Monday, June 16, 2008

HD as a Natural DRM

I think my list of tasks is now finally approaching a manageable level hopefully giving a bit more time to post what should be at least weekly content. Up this week is our recent position paper on using the size of HD as a natural DRM. While the paper unfortunately did not make it into NSPW, the topic is interesting enough that we have converted it over to a technical report and wiki-fied it. If anyone has a good LaTeX to Wiki converter, please let me know.

The thrust of the paper is relatively simple, is the size of high definition content (30+ GB) sufficient to act as a natural DRM and deterrent to file sharing. Taking a cue from music sharing, WAV file sharing certainly existed but the content was fairly large and the bandwidth speeds for exceptionally bad at that time. With the emergence of the MP3, all of that changed making sharing much easier. In some sense, HD content follows a similar parallel in that it is an order of magnitude greater in terms of size versus DVD and two orders of magnitude greater than CD-focused content.

If one looks at the general dynamics of beginning the seed of a movie say via BitTorrent, a fully symmetric link would take roughly 40 minutes to grab a 30 GB Blu-Ray disc (12.5 MB/s net speed ignoring headers, assuming TCP kept the pipe full, ignoring the ramp up in congestion avoidance). Now, while I would love for 100 Mb/s symmetric bandwidth to rapidly grow in the US, I simply do not see that happening any time in the near term. Taking DSL and sharing cuts bandwidth down by a factor of 10 on the downstream and 100 on the upstream. While P2P helps with that sharing, the file still has to get distributed out past that initial seeder. Given that one probably does not want to hang out too long on a given torrent with pirated content (*AA actions) nor wants to pay the potential bandwidth costs (size caps via Time Warner), is anyone going to be all that keen to share pirated HD content?

Ah, but what about smaller content as several of the reviewers raised? Sure, feel free to DRM away but the premise of the paper is that for HD content, it doesn't add all that match. With the analog hole (for any content) and nearly every DRM mechanism being cracked shortly after release, why bother? Can disc copying occur then? Most definitely but it is more like copying the analog tape of old rather than the easy, quick file sharing of today. Is it easier to copy or just to loan a disc? My thinking is that the economics of sharing (size caps on the upstream) will be a far more effective deterrent at sharing than DRM will ever be. Moreover, as the paper mentions, it is in the interest of the ISPs to try to swat down the heavy tail or at least convert that heavy tail into a net economic gain. We've already seen this with the recent brouhaha over P2P throttling and as much as one would like the all you upload buffet to continue, those days are likely numbered at least for the near term. It is quite easy to pick out the heavy tail on the upload and keep the "good" netizens from being penalized (good as in profitable subscribers to an ISP).

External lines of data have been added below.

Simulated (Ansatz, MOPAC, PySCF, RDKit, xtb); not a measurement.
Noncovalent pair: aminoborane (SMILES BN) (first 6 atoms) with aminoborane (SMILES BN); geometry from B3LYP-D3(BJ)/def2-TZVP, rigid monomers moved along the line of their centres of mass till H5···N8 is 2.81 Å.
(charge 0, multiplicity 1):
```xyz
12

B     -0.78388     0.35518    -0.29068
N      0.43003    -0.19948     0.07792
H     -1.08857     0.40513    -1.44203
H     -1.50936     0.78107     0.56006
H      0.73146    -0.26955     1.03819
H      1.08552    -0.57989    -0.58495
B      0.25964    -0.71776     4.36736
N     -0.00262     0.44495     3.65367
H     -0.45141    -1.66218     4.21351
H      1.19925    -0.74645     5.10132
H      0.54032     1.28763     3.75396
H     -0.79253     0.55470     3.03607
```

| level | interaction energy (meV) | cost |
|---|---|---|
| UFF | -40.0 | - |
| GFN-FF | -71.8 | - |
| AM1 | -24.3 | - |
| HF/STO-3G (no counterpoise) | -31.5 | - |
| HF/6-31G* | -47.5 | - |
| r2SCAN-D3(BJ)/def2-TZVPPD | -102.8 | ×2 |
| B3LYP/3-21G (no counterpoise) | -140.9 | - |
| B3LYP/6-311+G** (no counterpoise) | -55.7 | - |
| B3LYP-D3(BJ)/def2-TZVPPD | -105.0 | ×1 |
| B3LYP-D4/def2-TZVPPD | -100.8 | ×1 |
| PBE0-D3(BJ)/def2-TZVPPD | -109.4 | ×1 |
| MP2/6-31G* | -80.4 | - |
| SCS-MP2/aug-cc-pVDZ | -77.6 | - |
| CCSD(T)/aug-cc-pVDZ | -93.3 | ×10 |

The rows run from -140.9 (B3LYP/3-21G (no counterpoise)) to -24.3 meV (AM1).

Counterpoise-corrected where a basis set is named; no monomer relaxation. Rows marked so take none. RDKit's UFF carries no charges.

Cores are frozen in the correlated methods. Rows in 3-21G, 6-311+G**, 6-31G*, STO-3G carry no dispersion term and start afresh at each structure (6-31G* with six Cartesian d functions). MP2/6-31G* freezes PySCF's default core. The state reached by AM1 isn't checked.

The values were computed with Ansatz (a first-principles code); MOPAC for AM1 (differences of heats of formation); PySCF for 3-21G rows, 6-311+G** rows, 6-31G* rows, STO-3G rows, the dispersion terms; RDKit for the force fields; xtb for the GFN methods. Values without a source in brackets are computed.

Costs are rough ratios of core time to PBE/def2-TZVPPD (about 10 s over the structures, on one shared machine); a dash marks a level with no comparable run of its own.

Long story short, it is an interesting topic of discussion in general with regards to design. Interesting questions as well would be quantifying the total energy cost of HD DRM or comparing it to applying it on Folding@Home or SETI@Home (computations spent). Alternatively, could one embed multiple signatures from the source side (ala steganography) to assist with tracing the root of shared content (40 GB is a lot of space to hide stuff but can it be done fast on the production side)? At what point are speeds feasible where DRM might need to be imposed, i.e. what is the cutoff where DRM is necessary (if at all)?